Comment 9 for bug 230906

Revision history for this message
Andrew Sayers (andrew-bugs-launchpad-net) wrote :

A bit of googling and testing shows that the null character is invalid in ext2, and that it's silently removed from files:

$ echo > ~/foo$'\0'bar
$ ls ~/foobar
/home/andrew/foobar

If these are actually valid characters in the filesystem, it seems inappropriate to call this a "bug" anywhere in Linux. What if my digital camera only supports FAT but I want to create a file "Me & my friends.jpg"?
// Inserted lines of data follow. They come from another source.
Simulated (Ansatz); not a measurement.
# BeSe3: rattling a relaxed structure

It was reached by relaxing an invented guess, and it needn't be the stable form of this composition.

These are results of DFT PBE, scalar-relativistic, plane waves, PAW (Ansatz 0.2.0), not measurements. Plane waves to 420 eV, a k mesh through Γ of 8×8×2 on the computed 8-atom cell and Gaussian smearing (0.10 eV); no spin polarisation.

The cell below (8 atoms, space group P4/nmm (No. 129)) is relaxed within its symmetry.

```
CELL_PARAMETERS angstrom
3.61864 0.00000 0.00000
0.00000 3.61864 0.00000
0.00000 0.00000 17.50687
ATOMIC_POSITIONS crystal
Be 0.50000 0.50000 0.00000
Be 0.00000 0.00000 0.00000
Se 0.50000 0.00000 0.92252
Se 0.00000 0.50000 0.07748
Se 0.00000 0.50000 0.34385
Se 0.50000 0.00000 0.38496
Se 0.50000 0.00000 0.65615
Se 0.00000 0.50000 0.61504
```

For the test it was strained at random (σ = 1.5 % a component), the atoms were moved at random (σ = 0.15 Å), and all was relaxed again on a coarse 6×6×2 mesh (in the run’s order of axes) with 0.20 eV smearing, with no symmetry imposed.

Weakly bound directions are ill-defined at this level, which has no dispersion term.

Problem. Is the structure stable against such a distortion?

Reading the open(2) man page, it's not clear to me that the kernel has any concept of rejecting illegal filenames: the null character is silently discarded and '/' is treated as a directory separator. However, mount(8) shows that there's a "uni_xlate" option for vfat which translates Unicode characters that can't be represented in a FAT filesystem.

If you don't mind rousing the kernel gods, this problem could be fixed by adding the specified characters to those that uni_xlate handles, and by adding uni_xlate to NTFS-3G. This has the advantages that it's relatively transparent to the user and doesn't create weird side-effects like filename collisions. However, it needs to be explicitly turned on, and doesn't help with the (admittedly rare) case of people wanting to read funnily-named files in ext2-on-Windows FSs.

Alternatively, bugs could be filed against all of the major graphical filesystem browsers to add a "warn on Windows-illegal characters" mode. One problem with this is that it creates annoying "are you sure?" boxes that people will ignore then complain about the non-existence of. Another problem is that there will have to be a line drawn between programs that support this feature and programs that don't - it'll be a long time before `cp` gets such a feature, for example. Users crossing that line will face significant confusion as programs on the other side of the line do the wrong thing (from that user's point-of-view).